Section: New Results

Characterizing and deploying urban networks

Participants: Ahmed Boubrima, Angelo Furno, Diala Naboulsi, Patrice Raveneau, Walid Bechkit, Marco Fiore, Hervé Rivano, Razvan Stanica.

Collection and Analysis of Mobile Phone Data

Cellular communications are undergoing significant evolutions in order to accommodate the load generated by increasingly pervasive smart mobile devices. At the same time, recent generations of mobile phones, embedding a wide variety of sensors, have fostered the development of open sensing applications, while cellular operators are looking for new services they can provide using the data collected on their side, in the access or the core network.

The analysis of operator-side data is a recently emerged research field, and, apart a few outliers, relevant works cover the period from 2005 to date, with a sensible densification over the last three years. In [9] , we provided a thorough review of the multidisciplinary activities that rely on mobile traffic datasets, identifying major categories and sub-categories in the literature, so as to outline a hierarchical classification of research lines and proposing a complete introductory guide to the research based on mobile traffic analysis. The usage of these datasets in the design of new networking solutions, in order to achieve the so-called cognitive networking paradigm, is discussed in detail in the PhD thesis of Diala Naboulsi [2] , where the examples of green networking and virtualized radio access networks are given.

When constructing a social network from interactions among people (e.g., phone calls, encounters), a crucial task is to define the threshold that separates social from random (or casual) relationships. The ability to accurately identify social relationships becomes essential to applications that rely on a precise description of human routines, such as recommendation systems, forwarding strategies and opportunistic dissemination protocols. We thus proposed a strategy to analyze users' interactions in dynamic networks where entities act according to their interests and activity dynamics [10] . Our strategy allows classifying users interactions, separating random ties from social ones, and unveils significant differences among the dynamics of users' wireless interactions in the datasets.

Furthermore, mobile traffic data has been recently used to characterize the urban environment in terms of urban fabric profiles. While showing promising results, the existing urban fabric detection solutions are built without a clear understanding of the detection process chain. In [16] , we distinguished and analyzed the different steps common to all urban profiling techniques. By evaluating the impact of each step of the process, we were able to propose a new solution that outperforms the state of the art techniques. Our approach uses the weekly periodicity of human activities, as well as a median-based filtering technique, resulting in a better clustering in terms of both coverage and entropy, as shown by results obtained on two large scale mobile traffic datasets covering the urban areas of Milan and Turin, in Italy. The solution proposed in this work was selected among the 10 finalists of the Telecom Italia Big Data challenge.

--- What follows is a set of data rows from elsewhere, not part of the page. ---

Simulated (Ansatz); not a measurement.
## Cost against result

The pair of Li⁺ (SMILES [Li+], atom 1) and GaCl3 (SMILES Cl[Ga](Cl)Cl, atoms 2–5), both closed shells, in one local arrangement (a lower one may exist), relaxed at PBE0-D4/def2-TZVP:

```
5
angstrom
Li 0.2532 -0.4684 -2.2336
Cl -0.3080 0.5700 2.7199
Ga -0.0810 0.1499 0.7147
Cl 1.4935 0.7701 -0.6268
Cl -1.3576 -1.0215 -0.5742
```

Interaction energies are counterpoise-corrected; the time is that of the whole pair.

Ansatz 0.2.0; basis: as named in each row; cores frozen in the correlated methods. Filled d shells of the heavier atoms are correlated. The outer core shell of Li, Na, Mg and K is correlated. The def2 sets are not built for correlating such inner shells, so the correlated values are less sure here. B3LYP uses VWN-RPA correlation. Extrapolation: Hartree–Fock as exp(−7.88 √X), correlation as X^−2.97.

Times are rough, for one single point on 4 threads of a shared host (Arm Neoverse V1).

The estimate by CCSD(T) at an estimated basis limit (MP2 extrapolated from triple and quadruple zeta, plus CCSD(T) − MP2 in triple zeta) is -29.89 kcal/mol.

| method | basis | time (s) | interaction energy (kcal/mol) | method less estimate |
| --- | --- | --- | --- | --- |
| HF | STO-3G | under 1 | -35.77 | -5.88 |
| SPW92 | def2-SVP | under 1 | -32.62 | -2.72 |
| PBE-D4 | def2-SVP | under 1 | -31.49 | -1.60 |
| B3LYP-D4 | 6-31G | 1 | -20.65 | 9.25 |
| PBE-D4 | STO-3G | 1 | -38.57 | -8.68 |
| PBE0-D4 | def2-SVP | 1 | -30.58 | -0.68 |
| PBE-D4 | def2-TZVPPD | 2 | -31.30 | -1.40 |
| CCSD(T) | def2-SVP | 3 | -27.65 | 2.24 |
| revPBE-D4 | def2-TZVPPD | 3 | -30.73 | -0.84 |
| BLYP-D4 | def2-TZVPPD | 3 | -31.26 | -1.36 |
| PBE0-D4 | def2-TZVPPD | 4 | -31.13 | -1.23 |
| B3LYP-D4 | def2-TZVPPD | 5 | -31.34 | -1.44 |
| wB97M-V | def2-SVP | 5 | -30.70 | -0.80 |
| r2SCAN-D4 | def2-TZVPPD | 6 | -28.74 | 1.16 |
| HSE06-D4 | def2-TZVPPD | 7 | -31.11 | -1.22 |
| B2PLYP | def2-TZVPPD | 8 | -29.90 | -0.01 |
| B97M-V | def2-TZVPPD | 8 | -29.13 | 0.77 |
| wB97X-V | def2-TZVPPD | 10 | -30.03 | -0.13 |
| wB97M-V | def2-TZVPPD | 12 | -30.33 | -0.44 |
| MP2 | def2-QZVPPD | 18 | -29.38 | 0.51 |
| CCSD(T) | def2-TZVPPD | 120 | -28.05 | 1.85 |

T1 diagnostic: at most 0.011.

A second source of mobile data is the smartphone itself. In the context of the PrivaMov project, funded by the Labex IMU, we developed and deployed a data collection platform on more than 100 Android devices. A first step in the study of this enormous dataset (more than 50 Gb have been collected to date) was presented in [21] , with a focus on the extraction of user mobility information and Wi-Fi mapping. This led us to the study of Wi-Fi tracking, a method relying on signals emitted by portable devices to track individuals for commercial, security or surveillance purposes. Wi-Fi tracking has the potential to passively track a large fraction of the population and is therefore an ideal population surveillance technology and a serious privacy threat. In [19] , we argue that Wi-Fi routers make an ideal building block to create a large scale Wi-Fi tracking system, showing how they can be easily turned into Wi-Fi tracking devices through software modification. We provided a first evaluation of the tracking capabilities of an hypothetical Wi-Fi tracking system through a set of simulations based on real-world datasets. Results showed that the spatial distribution of Wi-Fi routers is such that compromising even a small fraction of Wi-Fi routers is sufficient to track people for a large fraction of the time.

Preservation of user privacy is therefore paramount in the publication of datasets that contain fine-grained information about individuals. The problem is especially critical in the case of mobile traffic datasets collected by cellular operators, as discussed above, as they feature high subscriber trajectory uniqueness and they are resistant to anonymization through spatiotemporal generalization. In [17] , we first unveiled the reasons behind such undesirable features of mobile traffic datasets, by leveraging an original measure of the anonymizability of users’ mobile fingerprints. Building on such findings, we proposed GLOVE, an algorithm that grants k-anonymity of trajectories through specialized generalization. We evaluated our methodology on two nationwide mobile traffic datasets, and show that it achieves k-anonymity while preserving a substantial level of accuracy in the data.

Deployment of Wireless Sensor Networks for Pollution Monitoring

Recently, air pollution monitoring emerged as one of the main services of smart cities because of the increasing industrialization and the massive urbanization. Wireless Sensor Networks are a suitable technology for this purpose, thanks to their substantial benefits including low cost and autonomy. Minimizing the deployment cost is one of the major challenges in the design of such networks, therefore sensors positions have to be carefully determined. In [13] , we proposed two integer linear programming formulations based on real pollutants dispersion modeling to deal with the minimum cost sensor network deployment for air pollution monitoring. We illustrated the concept by applying our models on real world data, namely the Nottingham City street lights. We compared the two models in terms of execution time and showed that the second flow-based formulation is much better. We finally conducted extensive simulations to study the impact of some parameters and derive some guidelines for efficient urban sensor deployment for air pollution monitoring.